Anne Page is almost fourteen and the single object of desire in The Merry Wives of Windsor, though she desires none of her suitors until Fenton wins her heart. She is caught between her parents’ competing schemes: her father favors the wealthy but witless Abraham Slender, while her mother supports Doctor Caius, the wealthy French physician with court connections. Both marriages would secure money and status for the family. Anne, however, has already secretly bound herself to Fenton, a young gentleman her parents dismiss as a fortune-hunter with no substantial means. What the play reveals is that Anne’s judgment is sound and Fenton’s heart true. He admits he courted her initially for her father’s wealth, but “wooing thee, I found thee of more value / Than stamps in gold or sums in sealed bags.” Anne’s choice of Fenton is an act of quiet rebellion against both parental control and the mercenary logic that governs marriage in her world.

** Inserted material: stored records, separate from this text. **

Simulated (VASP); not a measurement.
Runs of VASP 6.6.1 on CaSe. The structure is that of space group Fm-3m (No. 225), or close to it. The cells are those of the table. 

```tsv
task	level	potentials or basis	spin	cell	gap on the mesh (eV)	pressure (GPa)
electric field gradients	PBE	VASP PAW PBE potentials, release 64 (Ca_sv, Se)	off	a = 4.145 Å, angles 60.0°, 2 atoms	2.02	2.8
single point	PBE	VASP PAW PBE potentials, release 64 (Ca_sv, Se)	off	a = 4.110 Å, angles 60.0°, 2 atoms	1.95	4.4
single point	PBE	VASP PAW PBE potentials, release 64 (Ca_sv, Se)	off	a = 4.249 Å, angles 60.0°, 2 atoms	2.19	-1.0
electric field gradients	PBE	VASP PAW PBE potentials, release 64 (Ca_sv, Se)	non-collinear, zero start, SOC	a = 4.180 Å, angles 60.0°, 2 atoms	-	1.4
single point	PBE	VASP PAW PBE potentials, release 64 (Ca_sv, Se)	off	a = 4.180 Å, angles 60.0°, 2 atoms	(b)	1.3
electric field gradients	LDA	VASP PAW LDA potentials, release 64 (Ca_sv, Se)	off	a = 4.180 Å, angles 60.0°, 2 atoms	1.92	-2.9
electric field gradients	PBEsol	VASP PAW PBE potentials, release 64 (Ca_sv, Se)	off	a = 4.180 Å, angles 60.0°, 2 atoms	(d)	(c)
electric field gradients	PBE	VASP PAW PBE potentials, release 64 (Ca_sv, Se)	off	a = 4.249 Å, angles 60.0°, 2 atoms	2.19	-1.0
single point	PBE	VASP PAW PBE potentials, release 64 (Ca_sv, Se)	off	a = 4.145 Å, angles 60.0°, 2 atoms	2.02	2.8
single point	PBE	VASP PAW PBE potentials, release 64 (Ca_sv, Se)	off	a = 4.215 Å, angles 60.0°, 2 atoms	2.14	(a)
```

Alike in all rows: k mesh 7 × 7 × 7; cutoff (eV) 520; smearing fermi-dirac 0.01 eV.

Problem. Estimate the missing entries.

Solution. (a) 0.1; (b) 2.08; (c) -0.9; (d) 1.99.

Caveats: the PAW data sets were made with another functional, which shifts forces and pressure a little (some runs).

Her character is defined not by what she does—she has remarkably few lines—but by what she refuses to do. When Slender stumbles toward her with no grace or effort, when Caius boasts of his wealth, Anne remains unmoved. She sees through the performance of suitors and parents alike. Her father assumes she will obey; her mother schemes to marry her to the doctor while pretending to support her father’s choice. Anne navigates this maze of manipulation by deploying her own disguises and deceptions. She agrees to be the Fairy Queen in the mock masque at Herne’s oak, and in that role—while Slender and Caius expect to marry her in white and green respectively—she escapes to the church with Fenton and a willing priest. The final masque is arranged by the wives as a public humiliation of Falstaff, but it becomes Anne’s opportunity for freedom.
The play’s ending affirms that love freely chosen trumps wealth and parental will. When Anne reveals she has married Fenton, her father initially objects, but Ford’s closing wisdom settles the matter: “In love the heavens themselves do guide the state; Money buys lands, and wives are sold by fate.” Anne proves otherwise. She is not sold but chooses, and in that choice she claims her own agency. Her marriage to Fenton—accomplished through wit, disguise, and courage—is the one union in the play based on genuine affection rather than money, status, or schemes. She enters the play as a prize to be won; she exits as a woman who has won herself.